Who farted?
  • Ben Gazy
  • Who farted?

A little before midnight last night, Slog reader Bonnie sent us this e-mail:

It's stinking up a storm in Wallingford tonight, and there's this constant suspicious fog outside that seems as though it might be connected to the smell. What gives?

A couple of hours before that, as I came home from dinner at a friend's house, I also noticed a foul smell in the fog, but I assumed it was a neighbor's stinky garbage.

But Bonnie was smelling it over in Wallingford.

It didn't stink like a tide flat—it was more zesty, like sewage or something so rotten it's starting to ferment—but just to be sure I checked the tidal charts. Nothing remarkable there.

The Puget Sound Clean Air Agency listed our air quality as good, but folks on Reddit reported foul smells from Northgate to Ballard to Lake City.

So I asked local celebrity meteorologist Cliff Mass.

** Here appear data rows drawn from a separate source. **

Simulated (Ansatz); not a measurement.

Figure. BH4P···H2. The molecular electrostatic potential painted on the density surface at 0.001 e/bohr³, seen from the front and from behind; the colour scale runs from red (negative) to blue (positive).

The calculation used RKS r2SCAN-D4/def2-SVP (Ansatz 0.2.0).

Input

"We now have a very strong inversion over the city, which is capping a thin layer of cold, foggy air," Mass wrote in an e-mail. "Inversions act as atmospheric lids. Winds are very weak. Between the inversion and weak winds, there is very little mixing, so pollutants (and smells) are trapped. So I suspect you are smelling your neighbors' garbage and others are smelling some of the sewer smells that normally are mixed out."

Bonnie's hunch was right—the heavy fog and the heavy stink were linked.